(Photo: Getty Images)

Are NZ Uber drivers employees? The court is about to decide once and for all

The blurred lines between employees and independent contractors have once again been examined in the employment court. This time it involves the world’s largest ride-hailing company.

For the very first time, Uber has been drawn into the New Zealand Employment Court to contest whether a former driver was an employee or an independent contractor. This week’s hearing in Auckland follows a number of overseas legal cases against the giant ride-hailing corporation in which drivers have challenged the lack of security and employment rights within the industry.

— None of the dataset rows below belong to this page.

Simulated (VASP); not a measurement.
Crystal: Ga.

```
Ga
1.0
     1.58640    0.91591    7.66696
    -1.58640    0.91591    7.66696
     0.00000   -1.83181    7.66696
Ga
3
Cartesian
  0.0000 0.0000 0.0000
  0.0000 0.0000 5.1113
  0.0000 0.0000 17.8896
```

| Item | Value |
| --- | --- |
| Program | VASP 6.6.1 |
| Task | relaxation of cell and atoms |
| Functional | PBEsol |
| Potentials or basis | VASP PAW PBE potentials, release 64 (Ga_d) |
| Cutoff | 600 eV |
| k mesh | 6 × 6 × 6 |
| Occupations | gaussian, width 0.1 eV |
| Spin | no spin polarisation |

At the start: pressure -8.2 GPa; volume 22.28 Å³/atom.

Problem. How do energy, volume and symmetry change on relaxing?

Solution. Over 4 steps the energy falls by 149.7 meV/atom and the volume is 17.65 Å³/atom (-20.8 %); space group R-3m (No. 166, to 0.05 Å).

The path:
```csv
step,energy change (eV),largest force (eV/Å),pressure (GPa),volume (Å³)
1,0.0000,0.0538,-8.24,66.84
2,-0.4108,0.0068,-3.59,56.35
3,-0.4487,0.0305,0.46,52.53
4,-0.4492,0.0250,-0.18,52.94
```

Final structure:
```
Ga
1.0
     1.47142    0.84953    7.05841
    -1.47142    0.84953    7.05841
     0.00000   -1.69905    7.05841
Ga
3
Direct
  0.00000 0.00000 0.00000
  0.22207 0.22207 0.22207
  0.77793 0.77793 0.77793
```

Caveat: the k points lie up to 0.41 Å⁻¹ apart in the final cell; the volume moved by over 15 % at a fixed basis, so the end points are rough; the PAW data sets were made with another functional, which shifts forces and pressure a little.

The two-day hearing heard from plaintiff Atapattu Arachchige who drove for Uber from 2015 until he was dismissed in 2019. He applied to the Employment Court for a declaration that he had been an employee of Uber rather than a contractor so that he could pursue a personal grievance over what he considered was his unjustifiable dismissal. As an employee, Arachchige would also be entitled to minimum employment rights such as minimum wage and leave entitlements.

The defence representing both Uber and its New Zealand subsidiary Rasier New Zealand Ltd argued that Arachchige had been an independent contractor, or “driver-partner”, and that this was reflected in the employment contracts he had knowingly signed.

Amanda Gilmore, Uber head of driver Australia and New Zealand, gave evidence for the defence through video link from Sydney. She confirmed Arachchige was required to provide an appropriate vehicle and necessary documentation and driving credentials to become a driver but was otherwise allowed to run his own business and had the ability to make his own hours and seek work through other ride-hailing companies.

The defence said he had also paid for his own insurance, maintenance on his car and procured the services of an accountant.

However, the plaintiff’s counsel, Garry Pollak, argued that Arachchige was simply driving for Uber without any potential to grow his business or have a share in the corporation’s success, and that this work did not reflect the true definition of an independent contractor.

“There is simply nothing for the plaintiff to grow, nothing for him to sell, and all he does is drive his vehicle in compliance with Uber’s instructions,” Pollak said.

“Uber insist on calling the plaintiff a driver ‘partner’. Partnership implies a seat at the table, but the plaintiff has no negotiating ability whatsoever… The plaintiff has no input into pricing strategy, operational policies, the community guideline policies or any terms and conditions.

“There is a complete imbalance of power.”

Much of the hearing focused on Section 6 of the Employment Relations Act – the meaning of an “employee” – with both parties disputing the minutiae of Arachchige’s work with Uber to ascertain whether it constituted that of an employee.

Throughout the hearing there was also frequent comparison to the recent Leota judgement, in which a courier driver was ruled to be an employee of courier company Parcel Express rather than a contractor. In that case the judge ruled that because the driver had committed significant resources in order to undertake work exclusively for Parcel Express – despite not being fully aware of the circumstances due to language difficulties – he was not in business for himself.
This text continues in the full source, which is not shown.